While most publishers will only read manuscripts sent to them by literary agents, there are some who accept unsolicited submissions. If you’ve got your eye on one of these and want to send off your work, be sure to check out some of our top tips before you hit send.

Make sure your writing is ready

Publishers are inundated with submissions and competition is fierce, so be sure you’ve given your novel, non-fiction proposal or poetry collection plenty of love and attention before sending it in. Once you’re writing has been through several drafts, take the time to give it a final proofread to eliminate small mistakes and typos too.

Do your research

It may be exciting to find a publisher that accepts submissions, but that doesn’t mean they’re the right fit for you. Have a look at their backlist and familiarise yourself with the kind of books they publish. Sending a memoir to a poetry not only wastes your time but it may hamper your chances of success.

Read the submission guidelines carefully

Every publisher has its own submission requirements and while a lot of these may seem similar, it’s best to assume one approach won’t fit all. Make them aware that you’ve paid attention to their requirements and feel free to mention any of their books you particularly admire.

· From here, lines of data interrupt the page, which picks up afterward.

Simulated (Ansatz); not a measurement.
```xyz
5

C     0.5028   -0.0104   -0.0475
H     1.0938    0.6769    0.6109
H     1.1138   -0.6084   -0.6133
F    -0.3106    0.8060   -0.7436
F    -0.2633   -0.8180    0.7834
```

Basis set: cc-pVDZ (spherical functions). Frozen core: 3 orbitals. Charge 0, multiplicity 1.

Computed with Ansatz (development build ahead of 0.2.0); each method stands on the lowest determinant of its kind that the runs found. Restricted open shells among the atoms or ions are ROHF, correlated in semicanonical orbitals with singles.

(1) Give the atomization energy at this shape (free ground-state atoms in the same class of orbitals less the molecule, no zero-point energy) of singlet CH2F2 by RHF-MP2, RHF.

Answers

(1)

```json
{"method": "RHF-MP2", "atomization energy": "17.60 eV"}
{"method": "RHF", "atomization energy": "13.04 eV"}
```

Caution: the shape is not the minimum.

Don’t pin all your hopes on one submission

If you pin all your hopes on a single submission, you will be disappointed. Instead, research the market carefully and submit your work to as many relevant places as possible. Keep track of your submissions to avoid confusion or accidental repetitions.

Bide your time

Publishers tend to state their response times on their websites or submission guidelines. Don’t be tempted to chase your submission until that time is up and never ‘drop in’ to see if a publisher or agent has read your manuscript yet. Not only is it invasive, it’ll also make them far less likely to pick up your submission from the pile.

Waiting for news on your can be tough. Distract yourself by getting stuck into a new writing project or connect with likeminded folk through a local writers' group.